On Fri, Oct 19, 2018 at 7:48 AM Ilya Kasnacheev <[hidden email]> wrote:
Hello!

Apache Ignite does not claim support JDK 11 at this moment. However, I was able to run SSL test (TcpDiscoverySslTrustedUntrustedTest) and it turned out mostly fine.

More info is needed from your side, such as full instances logs.

Regards,
--
Ilya Kasnacheev


пт, 19 окт. 2018 г. в 0:56, Loredana Radulescu Ivanoff <[hidden email]>:
Hello,

I can consistently reproduce this issue with Ignite 2.6.0, JDK 11 and SSL enabled:

  • the second node that I bring up joins, and then shortly after freezes and prints this message every minute:
"WARN ...[*Initialization*] processors.cache.GridCachePartitionExchangeManager: Still waiting for initial partition map exchange"
  • once the second node joins, the first node starts experiencing very frequent 100% CPU spikes; these are the messages I see:
WARN 2018-10-18T13:50:52,728-0700 [] communication.tcp.TcpCommunicationSpi: Communication SPI session write timed out (consider increasing 'socketWriteTimeout' configuration property) [remoteAddr=/10.100.36.82:51620, writeTimeout=15000]
WARN 2018-10-18T13:50:52,737-0700 [] communication.tcp.TcpCommunicationSpi: Failed to shutdown SSL session gracefully (will force close) [ex=javax.net.ssl.SSLException: Incorrect SSL engine status after closeOutbound call [status=OK, handshakeStatus=NEED_WRAP,
WARN 2018-10-18T13:51:01,441-0700 [] dht.preloader.GridDhtPartitionsExchangeFuture: Unable to await partitions release latch within timeout: ServerLatch [permits=1, pendingAcks=[aeba8bb7-c9b8-4d46-be8a-df361eaa8fc5], super=CompletableLatch [id=exchange, topVer=AffinityTopologyVersion [topVer=2, minorTopVer=0]]]

Other observations:

I can reproduce this every time I start the nodes, and it doesn't matter which node comes up first. 

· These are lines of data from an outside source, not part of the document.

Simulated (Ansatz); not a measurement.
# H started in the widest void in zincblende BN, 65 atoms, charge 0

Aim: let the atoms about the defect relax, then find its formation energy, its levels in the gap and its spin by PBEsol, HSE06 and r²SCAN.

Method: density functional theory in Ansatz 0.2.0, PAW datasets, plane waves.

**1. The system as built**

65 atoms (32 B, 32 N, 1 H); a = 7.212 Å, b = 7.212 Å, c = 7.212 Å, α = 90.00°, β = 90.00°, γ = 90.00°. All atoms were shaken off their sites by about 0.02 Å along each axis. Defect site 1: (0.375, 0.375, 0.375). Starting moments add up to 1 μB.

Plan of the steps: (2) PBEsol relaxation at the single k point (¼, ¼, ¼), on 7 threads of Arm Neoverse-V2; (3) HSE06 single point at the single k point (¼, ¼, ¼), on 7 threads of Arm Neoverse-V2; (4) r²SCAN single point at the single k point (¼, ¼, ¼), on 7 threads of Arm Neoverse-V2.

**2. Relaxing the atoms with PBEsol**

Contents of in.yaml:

The issue goes away if I disable SSL.

Increasing the socketWriteTimeout, networkTimeout or the failureDetectionTimeout does not help.

It seems to be happening only with JDK 11, and not with JDK 8.

Do you have any suggestions/known issues about this? 

Thank you,
Loredana



Loredana Radulescu Ivanoff Loredana Radulescu Ivanoff
Reply | Threaded
Open this post in threaded view
|

Re: Cluster freeze with SSL enabled and JDK 11

In reply to this post by Loredana Radulescu Ivanoff
Hello,

I would like to restart this topic because I can get a repro on Windows 10 with Java 11 and SSL enabled by starting two nodes using just the 2.7 Ignite distribution. I'm starting the Ignite nodes via ignite.bat, and I've only added a few extra JVM options to allow Ignite to start with Java 11, as follows:

--add-exports=java.base/jdk.internal.misc=ALL-UNNAMED --add-exports=java.base/sun.nio.ch=ALL-UNNAMED -Djdk.tls.server.protocols="TLSv1.2" -Djdk.tls.client.protocols="TLSv1.2" -Djdk.tls.acknowledgeCloseNotify=true -DIGNITE_QUIET=false -DIGNITE_SYSTEM_WORKER_BLOCKED_TIMEOUT=60000

I'm attaching the logs from work/log and the configuration I've used. Could you please take a look and let me know if you see something wrong in the configuration, or a possible explanation?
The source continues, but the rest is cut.